EPA Emissions Rule Stands, But Supreme Court Justices Indicate Regulation Is Vulnerable To Challenge
On October 16, the U.S. Supreme Court declined to postpone implementation of a U.S. Environmental Protection Agency (EPA) rule that sets emissions standards for power plants. Justices did indicate they could take up the case at a later time, however, and may eventually determine the regulation is unconstitutional. The motion to block the EPA regulation came from several Republican state attorneys general, energy companies, and other industry groups who wanted to put the rule on hold while their challenge in a federal appeals court moves forward.

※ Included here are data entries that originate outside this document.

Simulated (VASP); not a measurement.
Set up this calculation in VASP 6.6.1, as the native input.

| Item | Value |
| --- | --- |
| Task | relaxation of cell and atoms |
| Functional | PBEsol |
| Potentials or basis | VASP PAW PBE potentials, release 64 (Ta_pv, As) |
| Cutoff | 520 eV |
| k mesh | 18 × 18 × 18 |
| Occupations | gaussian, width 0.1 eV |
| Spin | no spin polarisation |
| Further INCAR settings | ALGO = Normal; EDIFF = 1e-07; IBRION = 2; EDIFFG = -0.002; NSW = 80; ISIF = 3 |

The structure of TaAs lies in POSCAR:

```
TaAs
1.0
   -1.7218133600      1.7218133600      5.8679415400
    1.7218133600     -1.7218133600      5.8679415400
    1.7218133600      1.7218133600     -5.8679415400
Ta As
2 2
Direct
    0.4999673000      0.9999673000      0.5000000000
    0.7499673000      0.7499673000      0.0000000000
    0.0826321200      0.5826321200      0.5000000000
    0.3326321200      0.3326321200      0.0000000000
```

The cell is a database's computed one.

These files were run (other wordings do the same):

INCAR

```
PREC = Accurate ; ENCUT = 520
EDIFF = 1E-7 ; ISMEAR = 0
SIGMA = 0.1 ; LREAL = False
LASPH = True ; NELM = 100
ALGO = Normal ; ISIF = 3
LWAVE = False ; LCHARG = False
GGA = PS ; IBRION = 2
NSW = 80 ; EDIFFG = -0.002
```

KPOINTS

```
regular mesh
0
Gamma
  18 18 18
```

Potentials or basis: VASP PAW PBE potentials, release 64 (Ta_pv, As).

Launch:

Justice Brett Kavanaugh said immediately pausing the rule, as these challengers wanted, is unnecessary since compliance does not start until June 2025. Therefore, Justice Kavanaugh wrote, the rule’s challengers are “unlikely to suffer irreparable harm” as litigation over the regulation makes its way through the U.S. Court of Appeals for the District of Columbia Circuit, especially since that court has fast-tracked the case. While the justices decided to keep the rule in place as lower courts consider EPA’s authority to limit the power sector’s planet-warming emissions, according to E&E News, some justices signaled a willingness to strike down the rule at a later date.
The goal of the EPA regulation is to reduce carbon pollution from new natural gas and existing coal-fired power plants. It requires companies in the power sector to either adopt technology that captures emitted greenhouse gases before they reach the atmosphere or, if they fail to do so, close heavy-polluting plants.
As legal experts explained, at the center of the legal dispute is the regulation’s focus on reducing carbon dioxide emissions by requiring some power plants to meet emissions standards similar to what they would achieve using “90 percent carbon capture,” which is a technology that relies on chemical solvents to remove 90 percent of the carbon dioxide from a plant’s exhaust stream and then permanently store it underground.